No really quite sure how to describe this but here goes:
I have previously tried designing this many times, but fail every single time. I have a Stokke tripp trapp chair for my kids, and I want to design something that can slide into the ‘tracks’ (?)
I’m struggling with the rounded shape. I have tried taking a picture, and tracing along the edge with the spline tool. I found this extremely tedious, and almost impossible to fine-tune after the fact (didn’t manage to make a shape that fit).
I was hoping that either the circle, ellipse or arc tool would work, but I can’t get any of them to fit this shape…
The next issue is the curvature of the front edge of the chair, in addition to the slope of it. Even when I managed to make a rounded shape that somewhat fit, I had no chance designing the rest of the assembly (attaching it to the chair).
Any guides that might help me? Tools that I have overlooked? My first goal is to be able to basically design the above adapter, before I move on to my design.
Post a perfect side profile pick (90deg) of the chair. Post a front profile pic perfectly inline with the groove so the shape can be seen. We will help you.
Actually you can also download the STL file for the white plastic clip and import it into Shapr. Then you should be able to split the body to get the profile you need for your sketch.
Famous chairs and stuff from Ikea are readily available as 3d models.
There are few different sources where you a download 3d files from a google search.

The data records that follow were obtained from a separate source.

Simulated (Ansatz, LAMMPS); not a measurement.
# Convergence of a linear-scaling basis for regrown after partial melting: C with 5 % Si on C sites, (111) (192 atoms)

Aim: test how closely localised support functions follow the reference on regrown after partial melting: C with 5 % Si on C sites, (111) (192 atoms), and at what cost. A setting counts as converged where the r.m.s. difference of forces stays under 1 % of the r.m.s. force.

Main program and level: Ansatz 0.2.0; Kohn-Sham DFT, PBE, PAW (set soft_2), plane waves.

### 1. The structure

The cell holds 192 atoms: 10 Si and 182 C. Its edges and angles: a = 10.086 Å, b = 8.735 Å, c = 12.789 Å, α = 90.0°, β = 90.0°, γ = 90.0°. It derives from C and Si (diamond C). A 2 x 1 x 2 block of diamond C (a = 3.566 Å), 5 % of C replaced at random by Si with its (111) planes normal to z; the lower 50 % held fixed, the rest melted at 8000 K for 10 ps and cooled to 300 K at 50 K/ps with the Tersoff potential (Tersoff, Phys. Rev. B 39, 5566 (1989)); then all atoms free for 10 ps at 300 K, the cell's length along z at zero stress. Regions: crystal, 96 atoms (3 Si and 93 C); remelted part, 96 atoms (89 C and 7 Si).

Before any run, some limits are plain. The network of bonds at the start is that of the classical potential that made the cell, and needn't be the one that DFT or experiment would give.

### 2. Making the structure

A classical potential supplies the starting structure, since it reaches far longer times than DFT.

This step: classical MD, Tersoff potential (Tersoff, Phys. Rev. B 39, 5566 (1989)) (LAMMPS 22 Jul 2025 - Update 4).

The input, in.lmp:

OBJ is available, you can open it in something like Prusa Slicer and save it out as STL which you can open in Shapr and like Oregon mentioned use that to profile, you could even match the 3d file with picture to confirm even more.
And by quickly looking at it might be an oval. When you profile use a circle and scale the sketch non uniformly to match the curvature.
made an intersection of the part of it where it fits in the groove. Then traced it with the spline tool into a sketch. You can right click on face (windows) and choose sketch on face.
I couldn’t split STL body OR project the face of the STL OR select edges on a body that the STL was subtracted from to project them??? That’s not ideal!
My initial idea was to sketch out the rounded shape that goes into the groove, and then extrude that. From there I’m a bit lost. I have tried sketching on the side-profile, and combining the two objects, but never quite got that. (sorry, I haven’t had the time to sit back down and try this again, I have no pictures to show). Any ideas?
If it’s unclear, I’ll try to sketch it later today and post some picture.
As a quick measure of the radius of the grooves on the chair.
Press a strip of paper in to the groove with your finger, mark with a pen each corner where the paper comes out of the round groove.
Flatten the paper out and measure the distance between the two pen marks.
Divide this measurement by PI and you have the radius.
That looks quite convenient! Will have to look into that. Also very intrigued by a 3D scanner, but hesitant to spend $1k+ when my designing skills are this bad still.
Any suggestions to get started on the next part of this model? The part that wraps around the chair. I feel like whatever plane I try to sketch it on, it doesn’t make sense. I’m obviously missing a bit of experience here, but I’m unable to find any resources that works for this situation.
Construction planes are your friend. You can make an offset plane (and others). Don’t forget you can rotate and move them to create new sketches where you need them. I often make a plane then rotate it 90 to suit my needs.
Where you might be having a problem is how to approach your project. I usually start with external sketches. Do you have a digital caliper for measuring (assuming you have the Ikea trofast)?
In my problem I have a button that has a low angle of force to load filament. Major problem pushing and loading because it is on a shelf overhead. I am importing this photo into shapr to determine the angle I need. And I have another drawing with measurements.